Alys Fowler, a gardening writer who I always enjoy reading, urges restraint in this morning’s Guardian. She is, of course, quite right, especially if you have heavy soil, but with my stony (mostly) stuff, I have started tidying up a bit, doing the annual cull on bramble, the dreaded honeysuckle, giant dandelions- that kind of thing. But I am only talking about going into the soil about half a fork’s depth to remove the bad boys- which I kind of need to do, because the daffodils are half way out the of the ground. And, although this may be wishful thinking, a few warm days would bring them out good and proper. It’s a hard life being a bulb in my garden. When they are obviously up, even I manage not to dig them up by mistake, but they have a dangerous life if I can’t see them. I am, however, very good at replanting them straight away, although there are always one or two that get split.

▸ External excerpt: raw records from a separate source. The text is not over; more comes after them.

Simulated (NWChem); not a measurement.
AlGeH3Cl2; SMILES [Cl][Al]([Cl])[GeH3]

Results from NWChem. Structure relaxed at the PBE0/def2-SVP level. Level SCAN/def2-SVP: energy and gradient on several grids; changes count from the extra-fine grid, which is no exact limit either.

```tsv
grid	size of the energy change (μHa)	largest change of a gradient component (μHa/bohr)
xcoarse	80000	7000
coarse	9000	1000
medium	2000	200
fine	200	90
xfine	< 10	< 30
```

The white Japanese quince, Chaenomeles speciosa ‘Nivalis’, is one of those plants I look forward to seeing at this time of the year. There is a good article by James Wong on Japanese quince, though I always find him just a bit too boy-scout happy- possibly an age thing. Back to the quince, it never fruits for us, or it may be that it has very tiny fruits that get lost in the undergrowth at the back of the border. I inherited it in the garden when we arrived, and although it can suffer sapling invaders being so near to the ruisseau, it really draws the eye especially when everything else is brown and sodden. The rain has been biblical so far this year.
The sights in the garden are on the miniature side right now. Bucketing rain, and only the odd sunny day, has fed the moss on the stone walls. It is so green it is almost golden, and looks like the most expensive velvet fairy coat from children’s tales. Some nice freckling has popped up on a couple of the hellebores, very dark prominent freckles and also freckles of the finest dust. I love the surprises that you get when they mix themselves up.
And the same conditions that feed the moss, also encourages the very tiny maidenhair ferns, Adiantum raddianum I think, to have a go at establishing themselves in the nooks and crannies of the stone walls.
Tomorrow it is promised that the rain will stop and sun will come out.